Hill House is unoccupied. The owners have tried to rent it, but tenants never stay long. The house has an 80 year history that includes deaths and strange goings on. It is just the sort of house Dr John Montague has been looking for. He wants to perform a scientific study of the phenomenon that is a haunted house. He researches the house and its events before hand, but he also researches people. He wants to have a company of people, as is traditional in the investigation of haunted houses, and so he has searched for people with any sort of psychic or supernatural occurrences in their past. But of all the names that he contacts only two actually show up at the house; Eleanor and Theodora. Along with Luke, as the representative of the house’s owners, and the good doctor, that makes for four inhabitants.

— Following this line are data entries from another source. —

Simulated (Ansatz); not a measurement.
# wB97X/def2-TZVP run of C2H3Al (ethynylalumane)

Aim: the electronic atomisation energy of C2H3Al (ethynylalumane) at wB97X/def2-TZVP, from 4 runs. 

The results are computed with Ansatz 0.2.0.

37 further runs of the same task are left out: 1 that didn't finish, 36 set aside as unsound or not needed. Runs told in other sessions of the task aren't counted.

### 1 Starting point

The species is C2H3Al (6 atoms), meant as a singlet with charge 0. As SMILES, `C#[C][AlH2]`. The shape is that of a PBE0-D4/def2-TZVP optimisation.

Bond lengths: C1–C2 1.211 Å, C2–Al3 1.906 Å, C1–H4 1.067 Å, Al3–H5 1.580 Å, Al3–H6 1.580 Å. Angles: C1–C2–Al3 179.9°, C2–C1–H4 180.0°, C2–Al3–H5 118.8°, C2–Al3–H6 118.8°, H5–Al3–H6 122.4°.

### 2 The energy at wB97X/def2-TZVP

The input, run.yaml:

What will they witness in Hill House?

Eleanor is main protagonist. We see the events, for the most part, through her perspective. And so coloured by her interpretation and her thoughts. And this is a book that is all about interpretation and feeling. It is all atmosphere and slowly building tension.

Eleanor is a fascinating character. She is 32, but constantly described by the other characters in juvenile terms, she is the child, the baby, the innocent. And yet when the reader is introduced to her the book tells us who she hates. Hatred is not usually what we associate with innocents.

Eleanor is looking for something. A new start. A new home. She spent most of her life caring for her mother, now she lives with her sister and her family. Unwanted again. So when the letter from Dr. Montague arrives she sees it as a way out. But on her first viewing of Hill House her instincts shout at her to leave. She doesn’t. She stays because that’s just silly isn’t it? It is just a house after all.

And again on that first night in Hill House our impressions of Eleanor “the innocent” are thrown into doubt by her lies. Minor lies perhaps, fibbing to herself and making a nicer past, a nicer home fore herself. Nevertheless the fact is that she is deceiving those around her for no real reason, just as a child might make up a story about themselves.

And that whole theme, childhood and motherhood, domineering mothers and children fighting for their own identity is a huge one in the book.

And then there is the whole question over whether the house if haunted or possessed or whatever? Are any of the events really happening? and if they are is the house responsible, is there a spirit in the house or is it one of the guests?

And of course that ambiguity makes the atmosphere all the more creepy. Nothing is shown, everything is left up the imagination, and lets face it, that is always much much worse than anything that can actually be described.

This is my first Shirley Jackson and it certainly won’t be the last.